You are viewing a plain text version of this content. The canonical link for it is here.
Posted to user@flink.apache.org by Lorenzo Nicora <lo...@gmail.com> on 2020/07/22 07:27:45 UTC

Changing watermark in the middle of a flow

Hi

I have a linear streaming flow with a single source and multiple sinks to
publish intermediate results.
The time characteristic is Event Time and I am adding
one AssignerWithPeriodicWatermarks immediately after the source.
I need to add a different assigner, in the middle of the flow, to change
the event time - i.e. extracting a different field from the record as event
time.

I am not sure I completely understand the implications of changing
event time and watermark in the middle of a flow.

Can anybody give me a hint or direct me to any relevant documentation?

Lorenzo

Re: Changing watermark in the middle of a flow

Posted by Kostas Kloudas <kk...@gmail.com>.
Hi Lorenzo,

If you want to learn how Flink uses watermarks, it is worth checking [1].

Now in a nutshell, what a watermark will do in a pipeline is that it
may fire timers that you may have registered, or windows that you may
have accumulated.
If you have no time-sensitive operations between the first and the
second watermark generators, then I do not think you have to worry
(although it would help if you could share a bit more about your
pipeline in order to have a more educated estimation). If you have
windows, then your windows will fire and the emitted elements will
have the timestamp of the end of the window.

After the second watermark assigner, the watermarks coming from the
previous one are discarded and they are not flowing in the pipeline
anymore. You will only have the new watermarks.
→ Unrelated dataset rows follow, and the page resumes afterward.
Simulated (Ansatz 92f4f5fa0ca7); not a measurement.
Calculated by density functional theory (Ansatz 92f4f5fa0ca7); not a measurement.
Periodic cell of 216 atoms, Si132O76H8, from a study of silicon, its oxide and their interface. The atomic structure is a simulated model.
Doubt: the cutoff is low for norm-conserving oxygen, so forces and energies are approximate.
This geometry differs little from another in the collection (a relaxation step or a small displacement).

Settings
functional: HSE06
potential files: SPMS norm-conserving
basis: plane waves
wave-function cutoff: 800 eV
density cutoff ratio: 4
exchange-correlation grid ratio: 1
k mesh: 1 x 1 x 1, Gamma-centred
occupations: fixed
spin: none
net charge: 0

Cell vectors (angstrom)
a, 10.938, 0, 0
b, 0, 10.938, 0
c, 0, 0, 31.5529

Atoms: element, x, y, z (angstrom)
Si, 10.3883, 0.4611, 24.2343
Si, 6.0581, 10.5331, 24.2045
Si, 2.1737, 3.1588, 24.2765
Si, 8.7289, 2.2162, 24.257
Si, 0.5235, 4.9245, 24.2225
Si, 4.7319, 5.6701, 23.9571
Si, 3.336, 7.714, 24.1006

A problem may arise if, for example, the second watermark generator
emits watermarks with smaller values than the first but the timestamps
of the elements are assigned based on the progress of the first
generator (e.g. windows fired) and now all your elements are
considered "late".

I hope that the above paint the big picture of what is happening in
your pipeline.

Again, I may be missing something so feel free to send more details
about your pipeline so that we can help a bit more.

Cheers,
Kostas

[1] https://ci.apache.org/projects/flink/flink-docs-release-1.11/concepts/timely-stream-processing.html

On Wed, Jul 22, 2020 at 9:35 AM Lorenzo Nicora <lo...@gmail.com> wrote:
>
> Hi
>
> I have a linear streaming flow with a single source and multiple sinks to publish intermediate results.
> The time characteristic is Event Time and I am adding one AssignerWithPeriodicWatermarks immediately after the source.
> I need to add a different assigner, in the middle of the flow, to change the event time - i.e. extracting a different field from the record as event time.
>
> I am not sure I completely understand the implications of changing event time and watermark in the middle of a flow.
>
> Can anybody give me a hint or direct me to any relevant documentation?
>
> Lorenzo